Blog, Sweet Blog

Posts Tagged ‘annual review

Mood: After work-y
Music: Opeth-By the Pain I See in Others


Hi Internets!  I don’t know about where you live, but it is the freezing here in Colorado…literally…like it might snow tonight, freezing.  And I couldn’t be happier.  I’ve mentioned before that I love autumn.  I like winter too (unless it has outstayed its welcome) and something tells me we’re due for a nice, long, junior Ice Age freezup here in the northern Americas.

File:Millais leaves.jpg

It's "Autumn Leaves" by John Everett Millais! I know, it's a bit on the nose, but what is the story with the girls and the leaves? I'm pretty sure they've hidden a freshly butchered corpse in there.

To celebrate the dawn of the northern death cycle, I’ve been listening to loads of grim, frigid metal (mostly Opeth, Katatonia, Lifelover, and Liturgy), and reading dour poetry.  To wit:

1.
The warm sun is failing, the bleak wind is wailing,
The bare boughs are sighing, the pale flowers are dying,
And the Year
On the earth her death-bed, in a shroud of leaves dead,
Is lying.
Come, Months, come away,
From November to May,
In your saddest array;
Follow the bier
Of the dead cold Year,
And like dim shadows watch by her sepulchre.

2.
The chill rain is falling, the nipped worm is crawling,
The rivers are swelling, the thunder is knelling
For the Year;
The blithe swallows are flown, and the lizards each gone
To his dwelling;
Come, Months, come away;
Put on white, black, and gray;
Let your light sisters play–
Ye, follow the bier
Of the dead cold Year,
And make her grave green with tear on tear.

Autumn: A Dirge by Percy Bysshe Shelley

———————————————————————

MY Sorrow, when she’s here with me,
Thinks these dark days of autumn rain
Are beautiful as days can be;
She loves the bare, the withered tree;
She walks the sodden pasture lane.
Her pleasure will not let me stay.
She talks and I am fain to list:
She’s glad the birds are gone away,
She’s glad her simple worsted gray
Is silver now with clinging mist.
The desolate, deserted trees,
The faded earth, the heavy sky,
The beauties she so truly sees,
She thinks I have no eye for these,
And vexes me for reason why.
Not yesterday I learned to know
The love of bare November days
Before the coming of the snow,
But it were vain to tell her so,
And they are better for her praise.

My November Guest by Robert Frost

Other than loving the cold weather and building a proper wicker man with the kitty, things have been quiet and nice.  Last week’s trip to Washington D.C. was lovely, amazing, fun, and draining.  I have a whole lot to say about that trip, but haven’t found the time or motivation to properly bloggy up the stories.   That’s been a theme of late–I’m long on ideas and short on time and motivation.

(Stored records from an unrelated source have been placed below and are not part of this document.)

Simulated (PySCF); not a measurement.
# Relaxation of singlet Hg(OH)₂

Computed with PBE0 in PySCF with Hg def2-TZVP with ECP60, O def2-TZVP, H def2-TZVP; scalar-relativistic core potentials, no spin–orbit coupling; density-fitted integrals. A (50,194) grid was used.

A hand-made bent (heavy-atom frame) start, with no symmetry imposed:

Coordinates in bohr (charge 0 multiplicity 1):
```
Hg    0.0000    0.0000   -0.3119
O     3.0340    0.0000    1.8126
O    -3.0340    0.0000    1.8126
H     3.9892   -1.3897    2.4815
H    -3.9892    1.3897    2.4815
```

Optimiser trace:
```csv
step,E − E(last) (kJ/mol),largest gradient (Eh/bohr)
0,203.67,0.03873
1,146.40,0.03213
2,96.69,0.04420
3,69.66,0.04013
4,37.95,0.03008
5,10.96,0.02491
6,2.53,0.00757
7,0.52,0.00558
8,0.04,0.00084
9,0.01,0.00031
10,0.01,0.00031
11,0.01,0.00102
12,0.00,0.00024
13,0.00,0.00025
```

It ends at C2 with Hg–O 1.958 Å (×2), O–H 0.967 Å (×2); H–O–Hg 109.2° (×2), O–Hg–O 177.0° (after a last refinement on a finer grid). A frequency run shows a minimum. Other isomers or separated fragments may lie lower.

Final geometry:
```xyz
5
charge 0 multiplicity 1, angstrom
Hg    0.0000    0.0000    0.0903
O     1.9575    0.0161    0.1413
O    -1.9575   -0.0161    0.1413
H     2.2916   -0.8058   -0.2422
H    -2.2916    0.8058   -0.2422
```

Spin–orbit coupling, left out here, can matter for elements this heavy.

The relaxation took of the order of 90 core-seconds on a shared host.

Oh, and my annual review is tomorrow and I’m kind of excited about it.  It’s hard to believe that I came out to my boss six months ago at my mid-year review.  Hopefully, this one will be more drama free.

So anyway, this is me, checking in, reminding you to love fall, read poetry, and listen to more black metal.

Do you have any dour, autumnal poetry or lyrics you’d like to share?  How do you get ready for the best season of the year?  Which Halloween costume did you decide on?  Why haven’t you picked out a costume yet?!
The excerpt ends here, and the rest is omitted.